• Rose Judson

Sing, O Muse, Somewhere Else

I'm a few weeks into my MA program at the big local uni. Adjusting to the additional demand on my time proceeds more or less well, though an exciting work trip I am taking next week will mean missing a workshop and getting behind in my paid jobs some. Fortunately, this term is the survey course, providing an overview of various genres plus aspects of the writing business, so the writing assignments aren't too arduous yet.


Tonight we covered poetry. Poetry is not a country in which I feel at home.

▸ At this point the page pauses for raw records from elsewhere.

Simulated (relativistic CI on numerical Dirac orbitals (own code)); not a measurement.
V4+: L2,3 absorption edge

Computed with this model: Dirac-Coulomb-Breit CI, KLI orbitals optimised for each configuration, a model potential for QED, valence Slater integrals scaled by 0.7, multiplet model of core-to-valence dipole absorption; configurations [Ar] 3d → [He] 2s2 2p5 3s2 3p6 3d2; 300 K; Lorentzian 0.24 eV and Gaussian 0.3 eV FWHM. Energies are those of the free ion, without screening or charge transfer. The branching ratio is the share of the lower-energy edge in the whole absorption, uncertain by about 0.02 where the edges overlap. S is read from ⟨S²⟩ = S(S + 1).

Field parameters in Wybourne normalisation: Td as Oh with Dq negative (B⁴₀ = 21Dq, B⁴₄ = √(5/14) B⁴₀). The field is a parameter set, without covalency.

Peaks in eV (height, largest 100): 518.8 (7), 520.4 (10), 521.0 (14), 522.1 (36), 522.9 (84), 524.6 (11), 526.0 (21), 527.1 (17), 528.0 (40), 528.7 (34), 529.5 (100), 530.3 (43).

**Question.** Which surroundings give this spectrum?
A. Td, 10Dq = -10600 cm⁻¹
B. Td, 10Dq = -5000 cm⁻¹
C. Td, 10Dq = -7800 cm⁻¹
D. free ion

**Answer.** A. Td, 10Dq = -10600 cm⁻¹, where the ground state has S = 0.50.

My primary education took place in a small Catholic elementary school where the nuns seemed to have it in their heads that we should all be groomed to recite in front parlours circa 1912: stand up straight so you can project your voice, fold your hands so, and clearly enunciate the section of Paul Revere's Ride you were set as homework. This pedagogical approach did not nurture a love of verse.


As I was making my descent toward adolescence I stayed for a time with a great uncle who, while a genius, was also of this mindset. He cajoled me into memorising Lewis Carroll's The Hunting of the Snark, the longest nonsense poem in the English language. It beat being home washing dishes at local inns for the summer, so I played along. It helped that I already liked Lewis Carroll, and I further pleased my bookish great uncle by memorising a few of Carroll's parody poems. I am fine with parodies.


In fact, when it comes to poetry, I prefer parodies. There's a kind of hushed reverence with which people talk about poetry that immediately gets my back up: again, I was raised Catholic, and as part of my lifelong backpedaling from that I am immediately suspicious of anyone speaking with hushed reverance about anything.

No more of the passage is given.